In Defense of Academic Publishing

Emory University professor Mark Bauerlein and George Leef recently argued that faculty are spending too much time researching and not enough time teaching. Their argument, however, is premised upon a high-school model of teaching. It assumes that all the information a student needs is communicated in class, with homework assigned to reinforce those lessons.

This “teaching” model might work for the study of languages and mathematics and the vocational parts of higher education such as accounting and engineering, but not for the liberal arts.

In the liberal arts, professors and their students are engaged in the same enterprise—reading and understanding a text. Reading Julius Caesar is not mere homework, as it probably was in high school, but the very substance of one’s education. The role of the professor as teacher is limited: to organize a schedule of readings, explain some of the background, lay out a way to understand or interpret the work at hand. Professors are doing what students could do for themselves if they had the time and inclination to read a large number of scholarly monographs and essays. Very few undergraduates are about to do this, so we faculty are still needed, but the central character of higher education depends on the professor having a different role than did teachers do in high school.

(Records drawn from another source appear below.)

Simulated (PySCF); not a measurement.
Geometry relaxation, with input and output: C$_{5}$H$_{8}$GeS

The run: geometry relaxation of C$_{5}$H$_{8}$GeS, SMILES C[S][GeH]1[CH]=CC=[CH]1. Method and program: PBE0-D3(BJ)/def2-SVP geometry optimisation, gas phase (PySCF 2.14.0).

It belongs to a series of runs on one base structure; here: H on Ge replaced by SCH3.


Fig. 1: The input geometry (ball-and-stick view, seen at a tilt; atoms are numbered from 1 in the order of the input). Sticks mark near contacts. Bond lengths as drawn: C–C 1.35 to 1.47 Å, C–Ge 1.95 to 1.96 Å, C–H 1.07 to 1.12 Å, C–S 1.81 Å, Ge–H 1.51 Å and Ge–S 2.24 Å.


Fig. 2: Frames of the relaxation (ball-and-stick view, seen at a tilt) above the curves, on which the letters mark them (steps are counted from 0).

Yes, professors’ lectures can deepen an understanding of literature like Julius Caesar or a philosophical work such as Hobbes’s Leviathan and draw attention to features the students might have missed. But the lectures are not more important than reading and understanding the work.

When professors are actively involved in research, students can begin to see that they and their teachers are engaged in a common project of learning through reading and writing, a project that they and their professors are conducting at different levels of sophistication. Just as the student tries for an ‘A,’ the professor tries for the top journal in the field. Peer review is the faculty’s way of being graded. In the end, the student might accept a ‘B’ and the professor a place in a second-tier journal.

Essays, presentations, and exams no longer seem irrational and punitive, as they did in high school, when students see their instructors doing the same thing.

Furthermore, if faculty do not regularly put themselves in front of their peers for review and criticism—of the sort they dole out to their students on a regular basis—what is to prevent them from becoming self-satisfied tyrants and petty bureaucrats? The humility forced upon one by a negative journal review or harsh questions at a conference presentation is a good experience for professors who normally stand in front of their students with vastly superior knowledge of the field and, hence, in a seemingly unassailable position.

And students need the example of adults who continue to learn through their research. Ironically, for many students, nothing in college or university indicates to them that they are adults and that their academic responsibilities are as serious as those of paid professionals such as fishermen, tree surgeons, or plumbers.

Instead of seeing themselves as part of the academic tradition of scholarship, students have come to view college as an extension of high school, albeit with more freedoms and fewer classes. If professors increasingly resemble high school teachers—albeit with more freedoms and fewer classes—they do little to erase this perception. Ph.D.s conferred many years ago are not enough to distinguish either themselves or their classes from what students have already seen before.

True, published monographs and refereed articles are not the only way for faculty to subject themselves to scrutiny and to demonstrate mastery of a craft. And, yes, undue attention to research at the expense of teaching one’s students can become a problem in the modern academy, as Bauerlein and Leef contend. But a proper balance that leads students and professors to understand their work as more similar than different might engage students in academic work and reform our understanding of the often maligned and mischaracterized enterprise of scholarship.

If my students were skipping class because they were so deeply engaged with reading Shakespeare that they lost track of time, I would praise them (not bury them in absence notices). Choosing Shakespeare over me would be the mark of an educated mind; doing the opposite may well be submission to pedagogical tyranny, unworthy of our mutual goal.